GEORGE DANNATT – AN APPRECIATION
Three obituaries have appeared in the national press following
the death of George Dannatt. All have paid tribute to his multiple
talents, and in particular, to his important work as an artist.
This appreciation emphasises Dannatt’s musical interests and
activities.
On 17 November 2009 George Dannatt died at the age of 94 after
a long and creative life, during which he mastered and balanced
three seemingly disparate activities with distinction – chartered
surveying, art and music – activities which in the event influenced
and informed each other.
Dannatt was born on 16 August 1915 in Blackheath where his father
was head of the family firm of chartered surveyors, and appeared
pre-destined to join the family firm. From the age of 11 (1926)
he attended Colfe’s Grammar School before, at 19, becoming an
articled pupil to Surveyors, Land and Estate Agents at the College
of Estate Management of London University. At 25 (1940) he qualified
as a Chartered Surveyor (F.R.I.C.) and joined the family business.
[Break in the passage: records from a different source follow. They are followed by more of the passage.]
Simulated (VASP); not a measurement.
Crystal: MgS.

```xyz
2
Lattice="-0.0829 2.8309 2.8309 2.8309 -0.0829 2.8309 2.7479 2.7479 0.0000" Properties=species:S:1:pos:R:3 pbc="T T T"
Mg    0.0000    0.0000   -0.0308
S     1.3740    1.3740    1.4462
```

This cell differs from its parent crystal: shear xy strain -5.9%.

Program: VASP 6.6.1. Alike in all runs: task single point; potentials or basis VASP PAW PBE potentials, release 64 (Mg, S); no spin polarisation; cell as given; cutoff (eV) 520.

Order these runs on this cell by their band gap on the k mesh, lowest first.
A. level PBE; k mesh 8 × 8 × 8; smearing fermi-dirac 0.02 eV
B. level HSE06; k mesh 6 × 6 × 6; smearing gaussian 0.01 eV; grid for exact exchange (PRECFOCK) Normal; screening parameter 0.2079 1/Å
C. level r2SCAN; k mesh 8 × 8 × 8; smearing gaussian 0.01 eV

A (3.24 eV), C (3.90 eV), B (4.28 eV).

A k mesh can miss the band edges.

Earlier, while still at school, his gradually developing interest
in music led him to become closely involved in music studies,
the catalyst for which was a 15th birthday treat
when he attended a concert at the Queen’s Hall. He heard, and
was deeply impressed by, the Ravel Piano Concerto for the Left
Hand and works by Berlioz and Hindemith. Dannatt himself claimed
that this concert opened up a world and a commitment which he
sought and pursued ever after. In addition to his studies for
professional examinations to become a Chartered Surveyor he
took lessons in piano, harmony, counterpoint and composition
(mainly song-writing), studying in the evenings at the Blackheath
Conservatory. He was told by Scott Goddard, who discussed the
progress of his songs, saying that while he would never be a
Schubert, he might well prove to be a Hugo Wolf.
There emerged some serious prospects for study under Michael
Tippett and possibly with Mátyás Seiber, prospects which were
sadly dashed by the outbreak of war and Dannatt’s call-up to
the Army in 1940. Songs written in 1941 and 1942 were composed
while on temporary transfers from the Royal Artillery into building
requisition work related to his qualification as a chartered
surveyor, and others were written prior to his discharge from
the Army in 1944 on health grounds. An important personal milestone
was reached during the war with his marriage to Ann Doncaster
in 1943.
Dannatt’s first foray into music criticism also dates from the
time of his wartime service, with an article for Augener’s Monthly
Musical Record in 1943. This was the prelude for his entry
into specialised musical criticism with the liberal newspaper
News Chronicle, Penguin Music Magazine and later as a
freelance writer, this at a time when most national newspapers
regularly covered music, opera and ballet in a literary and
non-academic capacity. He is said to have been a highly perceptive
writer, using meticulous and informed prose in the interest
of critical integrity; he was a sympathetic champion of modern
music, particularly where he recognised honest talent in its
composition. In 1948 he was elected to The Critics’ Circle (Music
Section), of which he later became an honorary member.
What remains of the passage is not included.